As I mentioned yesterday, I'm down to the dregs of my clean laundry. I still have maybe a dozen clean shirts that are suitable for work, but none are shirts I like. They all test my patience and good sense in some way, and they are each the kind of shirt that gets rotated into my wardrobe only two or three times a year when desperation hits. Only halfway through this work week, desperation has hit.
I paired a black suit with one of the desperation shirts: a leopard print shell. Yes, I said leopard print. The shirt makes me look like a chola playing dress up, but it's cut well for me. It's got two thin layers of fabric that are cinched at the bottom before billowing out. Flatters all the problem areas. Makes it clear that I have both boobs and a waist. Separately. For a short Jewish woman, that's no small accomplishment. Boob-waist is endemic within our population.
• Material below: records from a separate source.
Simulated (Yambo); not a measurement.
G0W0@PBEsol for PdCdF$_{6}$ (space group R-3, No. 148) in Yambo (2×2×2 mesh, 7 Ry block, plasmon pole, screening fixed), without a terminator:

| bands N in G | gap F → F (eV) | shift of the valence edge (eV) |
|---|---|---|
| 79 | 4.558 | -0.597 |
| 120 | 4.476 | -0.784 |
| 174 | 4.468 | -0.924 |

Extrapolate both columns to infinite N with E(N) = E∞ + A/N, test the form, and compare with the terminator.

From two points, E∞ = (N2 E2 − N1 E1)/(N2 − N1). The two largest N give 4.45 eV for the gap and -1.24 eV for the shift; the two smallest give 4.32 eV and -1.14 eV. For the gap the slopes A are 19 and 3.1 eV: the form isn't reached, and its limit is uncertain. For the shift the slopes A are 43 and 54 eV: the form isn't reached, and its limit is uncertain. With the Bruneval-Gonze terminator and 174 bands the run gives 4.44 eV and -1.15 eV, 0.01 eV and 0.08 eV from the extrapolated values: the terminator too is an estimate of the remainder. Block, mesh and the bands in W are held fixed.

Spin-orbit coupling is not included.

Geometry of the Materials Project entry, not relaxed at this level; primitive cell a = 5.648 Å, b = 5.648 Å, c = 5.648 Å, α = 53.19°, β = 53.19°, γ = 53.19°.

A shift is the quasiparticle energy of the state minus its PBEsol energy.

So at work I carried my files over my chest and did my business quickly. I didn't want any of my Judges to notice the leopard print in their courtroom. But just as I dropped off a stack of finished motions, one of my courtroom assistants stopped me. She's a brown skin woman who fumbles party names in Spanish, and yet I know she lives somewhere deep in the Inland Empire where speaking English is not an option. I've always suspected that she's more Mexican than she lets on. She looked straight at my clearly separate boobs and waist and said, "Wow. Love your shirt."
3 comments:
That's because that woman is pure class.
My white class roots are showing, but I totally love animal print. I won't allow myself to dress the way I really want because I know how it is perceived. But when I was in court yesterday, a woman got on the elevator wearing gold lame shoes. I was sooo jealous.
Gold lame, really? There's an item I've never coveted.